Sitting in Starbucks with Mark Preston, it’s hard to shake the feeling of being in the artist’s own studio.
Not only do the walls of the downtown café display several of his works, but Preston has a small laptop open in front of him, as he frequently does here, working on a new design.
But don’t be fooled by the computer’s size. It’s capable of producing mega-sized designs for an artist who likes to work big.
The elegant, 8-ft diameter moon window in the new Kwanlin Dün Cultural Centre, for example, came from a design he created on this very machine.
Preston’s love affair with computerized design dates back almost a decade, to when he was invited to be the first artist in residence at the Ted Harrison Artist Retreat at Crag Lake.
At the time, the building wasn’t yet ready to accommodate the wood sculptures he had proposed.
“So my neighbours actually lent me a computer with this program, Corel Draw, in it,” he says.
“I spent three and a half months learning how to do computer graphics, and I haven’t looked back since. It’s basically the foundation of all my design work.”
While purists might object to a process that takes the artist’s hand farther away from the finished product, Preston considers the computer as just a tool to help convey his ideas.
“In the end, you’re trying to tell a story. How you achieve that is not that important,” he says.
“To some people, it might be, but I’m not going to hold back my future because somebody else’s ideas are going to limit me. I have to move forward with what is available to me.”
Preston says his extensive early work with traditional Tlingit painting and sculpture changed his perception of two-dimensional objects.
“One day the two-dimensional turned into three dimensional for me. I could literally draw it and see it in 3D form,” he says
“My mind was so connected that way now, it wasn’t just flat. You might not have exercised your mind that way, and all you see is a 2D drawing, but for me I’m actually experiencing it in 3D.”
The computer, he says, simply makes it more tangible.
“I work with a 3D program and I create buildings, I create sculpture. It just goes on and on what I create with this little thing, sitting in Starbucks.”
Technology, he adds, “actually allows us to go into our minds much more readily than before.”
The ideal of manipulating pixilated images echoed an experience Preston had as a teenager, when he saw a painting done with dots at the Farrago Music Festival in Faro.
“And I thought at the time, ‘I bet if the guy put the dots closer, they would look like a photograph.'”
A trip to the local library introduced him to the work of Georges Seuart, who popularized the painting technique known as pointillism.
“I started exploring that. My first portrait was of Wigwam Harry, from a Yukon News photograph,” he recalls.

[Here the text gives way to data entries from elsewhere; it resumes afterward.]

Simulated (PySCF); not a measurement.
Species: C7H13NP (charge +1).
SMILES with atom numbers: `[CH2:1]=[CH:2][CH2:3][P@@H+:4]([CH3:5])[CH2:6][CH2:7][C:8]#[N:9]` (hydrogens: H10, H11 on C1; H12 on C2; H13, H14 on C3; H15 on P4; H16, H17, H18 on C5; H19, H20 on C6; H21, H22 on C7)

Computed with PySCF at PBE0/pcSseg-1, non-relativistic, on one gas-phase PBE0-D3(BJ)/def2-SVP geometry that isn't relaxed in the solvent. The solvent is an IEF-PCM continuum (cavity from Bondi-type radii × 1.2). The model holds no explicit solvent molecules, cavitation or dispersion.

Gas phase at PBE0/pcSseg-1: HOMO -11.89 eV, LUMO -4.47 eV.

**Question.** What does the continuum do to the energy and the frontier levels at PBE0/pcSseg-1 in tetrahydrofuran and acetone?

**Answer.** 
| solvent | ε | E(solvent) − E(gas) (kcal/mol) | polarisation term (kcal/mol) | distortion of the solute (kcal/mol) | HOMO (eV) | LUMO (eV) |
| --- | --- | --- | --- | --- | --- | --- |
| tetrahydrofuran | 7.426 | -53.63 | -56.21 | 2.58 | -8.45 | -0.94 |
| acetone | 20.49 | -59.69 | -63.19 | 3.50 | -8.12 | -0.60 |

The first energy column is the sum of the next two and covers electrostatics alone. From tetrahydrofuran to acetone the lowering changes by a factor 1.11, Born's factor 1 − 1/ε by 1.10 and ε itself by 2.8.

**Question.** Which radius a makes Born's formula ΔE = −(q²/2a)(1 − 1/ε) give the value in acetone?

Later, at 17, he did a stint painting gold pans under the tutelage of Edith Jerome in Dawson City.
“So I started painting with dots, but after a couple of years, I realized that nobody around here could afford my dots,” he laughs.
“It was about a penny a dot, and there were lots of dots.”
The Dawson-born artist is largely self-taught, except for a three-month introductory course at the Victoria School of Art.
An old Tlingit man. Photo courtesy of Mark Preston
“What I discovered there was that I didn’t need to go to school. I already had the basic instincts, all I had to do was hone my skills, but I had to focus on something,” he says.
What he chose to focus on was the traditional art forms from the Tlingit side of his mixed First Nation/Irish heritage.
“At least since the age of 20, I’ve been doing this traditional art form, so that’s over 30 years now. I cannot say I’m a master of it, because I’m always learning, I’m always exploring.”
Part of that exploration involves expanding into furniture design and taking a new, “very minimalistic, very bold, understated” approach to traditional Tlingit art objects such as house posts.
He compares this use of “very subtle lines” to the simplicity of Japanese haiku-writing.
“They simplified. And if you have any imagination, or if you have any strong intellect from living your life and from exploring and hearing and listening and reading, you don’t need to be told the whole thing,” he says.
After several years in Vancouver, coming back to Yukon for part of each year, Preston returned to the territory full-time four years ago. But he’s leaving again at the end of September.
“I have to go someplace where there are bigger walls. As an artist, I need to explore other marketplaces, and I figure Europe is probably the best place,” he says.
“The market base in Canada is three to four good months at best, and the bulk of the winter I’m spending my time doing small, trinkety, touristy kinds of things just to survive,” he adds.
“I’m at an age now that I need to expand my horizons past just surviving.”
Before he leaves, Preston will mount an exhibit of “anywhere up to 50 pieces” starting this Saturday, September 15 in the recently-opened Rah Rah Gallery at 6th Avenue and Strickland Street.
But even in the larger marketplace, the tech-savvy artist will carry several Yukon reference points from his fondly-remembered childhood on the trapline with his great-great uncle, Taylor McGundy.
He still calls his art route a “trapline” and his heavy art paper “pelts”.